A polished performance

Rondel Racing was a team to be reckoned with from the beginning, as Neil Trundle tells Rob Widdows

Neil Trundle, the ‘del’ of Rondel Racing (the Ron half was a certain Mr Dennis), is into his fifth decade in motor racing. One of the great mechanics, a man who can make or mend anything, Trundle wielded the spanners while Dennis poured on the polish. And it worked.

We’re going back to 1971 and the first season for Rondel Racing. With support from fuel company Motul, and a lot of hard work, Neil and Ron Dennis – they’d become friends at Brabham – had built a couple of Formula 2 Brabham BT36s. Then they signed up no less than Graham Hill as lead driver, with Tim Schenken as team-mate. From these little acorns very big trees would grow. Their first race was at Hockenheim.

“To get it together was a mammoth task,” smiles Neil. “We were living with Ron’s parents, no rent, free food, and we just worked 24 hours a day. Ron did a deal with Ron Tauranac and we built the cars, just the two of us, then we bought an old truck on the HP and Alain Fenn spent all night signwriting it.

“We got two engines from Bernie Ecclestone, who’d been running Jochen Rindt in F2, without putting any money down. Four weeks later the phone was red-hot and if we’d known what we know now, we’d have paid up sooner. Anyway, Ron and Tim had met a Greek shipbroker called Tony Vlassopulos and persuaded him to come in as a backer. Then it was just relentless work, all day and all night, to get ready for Hockenheim in April. It was incredible how hard we worked, but the cars looked a million dollars, with a new paint job by our mate Alain. The team just looked the business.”

The journey, then, had just begun. But it was not without its problems.

“The truck broke down on the way to Dover,” laughs Neil, “but once we fixed it we got to Hockenheim, the cars looked wonderful and we had the image, that was what Ron wanted. OK, we were working under an awning at the side of the truck, but it all looked great.”

Neil looked after Schenken while Dennis prepared Hill’s car, and practice went well.

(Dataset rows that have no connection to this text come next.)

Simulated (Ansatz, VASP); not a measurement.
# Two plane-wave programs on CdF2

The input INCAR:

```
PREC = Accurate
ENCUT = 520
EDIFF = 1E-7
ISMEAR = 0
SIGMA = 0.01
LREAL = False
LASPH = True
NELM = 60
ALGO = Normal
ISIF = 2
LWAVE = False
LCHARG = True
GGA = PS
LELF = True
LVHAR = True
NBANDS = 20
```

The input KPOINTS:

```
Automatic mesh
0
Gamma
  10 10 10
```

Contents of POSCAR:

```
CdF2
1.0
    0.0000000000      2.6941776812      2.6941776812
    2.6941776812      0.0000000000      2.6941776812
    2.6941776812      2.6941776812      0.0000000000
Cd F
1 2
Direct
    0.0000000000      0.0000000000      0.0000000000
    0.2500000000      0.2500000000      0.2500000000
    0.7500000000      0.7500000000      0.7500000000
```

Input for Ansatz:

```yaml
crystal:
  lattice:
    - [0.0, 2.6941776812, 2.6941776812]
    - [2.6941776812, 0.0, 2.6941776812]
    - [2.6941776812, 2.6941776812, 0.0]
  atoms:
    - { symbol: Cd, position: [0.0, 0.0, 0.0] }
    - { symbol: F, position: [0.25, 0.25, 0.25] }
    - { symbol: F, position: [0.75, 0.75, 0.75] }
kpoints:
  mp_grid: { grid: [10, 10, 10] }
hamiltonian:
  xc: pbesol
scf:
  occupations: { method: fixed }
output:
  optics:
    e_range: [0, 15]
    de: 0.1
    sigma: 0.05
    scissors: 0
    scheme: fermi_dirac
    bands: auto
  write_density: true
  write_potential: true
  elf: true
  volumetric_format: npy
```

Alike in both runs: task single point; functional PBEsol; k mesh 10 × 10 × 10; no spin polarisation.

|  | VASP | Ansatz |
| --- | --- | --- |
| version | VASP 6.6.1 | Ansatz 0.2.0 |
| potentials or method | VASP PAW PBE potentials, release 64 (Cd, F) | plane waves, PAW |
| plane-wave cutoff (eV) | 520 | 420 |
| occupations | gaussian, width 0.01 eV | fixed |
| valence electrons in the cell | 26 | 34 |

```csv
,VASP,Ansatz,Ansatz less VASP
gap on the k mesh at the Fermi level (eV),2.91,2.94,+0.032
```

“I remember after first practice Graham told Ron the car was good but not quite right,” says Neil, “and so they spent two hours doing the tracking, the cambers and the corner weights – Graham was a good mechanic and they worked together. I was just putting the wheels on Tim’s car when Ron called me over to help tighten up an oil pipe on Graham’s car. I got it tight with a few minutes to go before the first heat, and we just had time for a quick breather as we waited with the cars on the grid. We’d had no sleep for days, remember. Then I looked down at Tim’s car and I saw that two wheel nuts were loose – I’d put them on in a big rush to go and help Ron with the oil pipe, and hadn’t tightened them all up. Makes me go cold just thinking about it now. So I ran to the pits, grabbed my brace, and ran back to the grid. Ron was standing there looking very smug, with that smirk, you know – ‘what’s up with you?’ he says – and I realised he’d already done up the nuts for me…”

The races went very well indeed, Hill winning his heat and coming second to François Cevert overall, while Schenken scored more points for the team with fifth.

“Our very first race, and our first win,” smiles Neil. “It set the benchmark. Our standard, our image, was always way above the rest of the teams. It was all about presentation – we had to have reliability of course – but Ron was always working on the image, re-painting the cars, always polishing them. When he worked for Jack Brabham he polished the front rockers until he was nearly through the zinc, and that’s what he brought to Rondel – immaculate presentation.”

But it wasn’t all about image. Just a week later, at Thruxton, Hill won outright, beating Ronnie Peterson by less than a second with Schenken again in fifth place.

The rest is history.

Neil Trundle is still at McLaren, still loving his motor racing. If ever the team is short of a mechanic, they know where to find him.

Neil started his career in 1968 with Alan Mann and the Ford F3L. After Rondel he ran the Token F1 car and built the six-wheel Tyrrell before rejoining Ron Dennis at Project 4 in ’77. After the merger with McLaren he built MP4/1, the first carbon-fibre F1 car. In 1981 he started his own F3 team, returning to McLaren in ’85 and eventually becoming chief mechanic to Senna and Prost.